Apache Lucene FlexibleScoring with IndexDocValues

by Simon Willnauer, November 16, 2011

During GoogleSummerOfCode 2011 David Nemeskey, PhD student, proposed to improve Lucene’s scoring architecture and implement some state-of-the-art ranking models with the new framework. Prior to this and in all Lucene versions released so far the Vector-Space Model was tightly bound into Lucene. If you found yourself in a situation where another scoring model worked better for your usecase you basically had two choices; you either override all existing Scorers in Queries and implement your own model provided you have all the statistics available or you switch to some other search engine providing alternative models or extension points.

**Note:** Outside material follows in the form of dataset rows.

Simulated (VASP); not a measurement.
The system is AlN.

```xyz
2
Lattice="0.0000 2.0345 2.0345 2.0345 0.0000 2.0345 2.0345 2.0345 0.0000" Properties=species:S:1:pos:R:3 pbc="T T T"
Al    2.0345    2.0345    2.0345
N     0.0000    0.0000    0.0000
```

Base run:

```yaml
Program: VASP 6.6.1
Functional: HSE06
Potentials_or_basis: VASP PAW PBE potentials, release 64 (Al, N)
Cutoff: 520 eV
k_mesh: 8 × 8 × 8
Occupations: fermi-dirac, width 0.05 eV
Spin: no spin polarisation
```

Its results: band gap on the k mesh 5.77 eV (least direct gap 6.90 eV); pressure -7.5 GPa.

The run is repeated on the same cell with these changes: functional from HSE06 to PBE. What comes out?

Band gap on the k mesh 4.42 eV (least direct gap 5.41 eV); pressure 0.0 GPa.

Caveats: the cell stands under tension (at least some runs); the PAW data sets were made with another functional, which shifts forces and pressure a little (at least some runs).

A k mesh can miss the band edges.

With Lucene 4.0 this is history! David Nemeskey and Robert Muir added an extensible API as well as index based statistics like Sum of Total Term Frequency or Sum of Document Frequency per Field to provide multiple scoring models. Lucene 4.0 comes with:

Lucene’s central scoring class Similarity has been extended to return dedicated Scorers like ExactDocScorer and SloppyDocScorer to calculate the actual score. This refactoring basically moved the actual score calculation out of the QueryScorer into a Similarity to allow implementing alternative scoring within a single method. Lucene 4.0 also comes with a new SimilarityProvider which lets you define a Similarity per field. Each field could use a slightly different similarity or incorporate additional scoring factors like IndexDocValues.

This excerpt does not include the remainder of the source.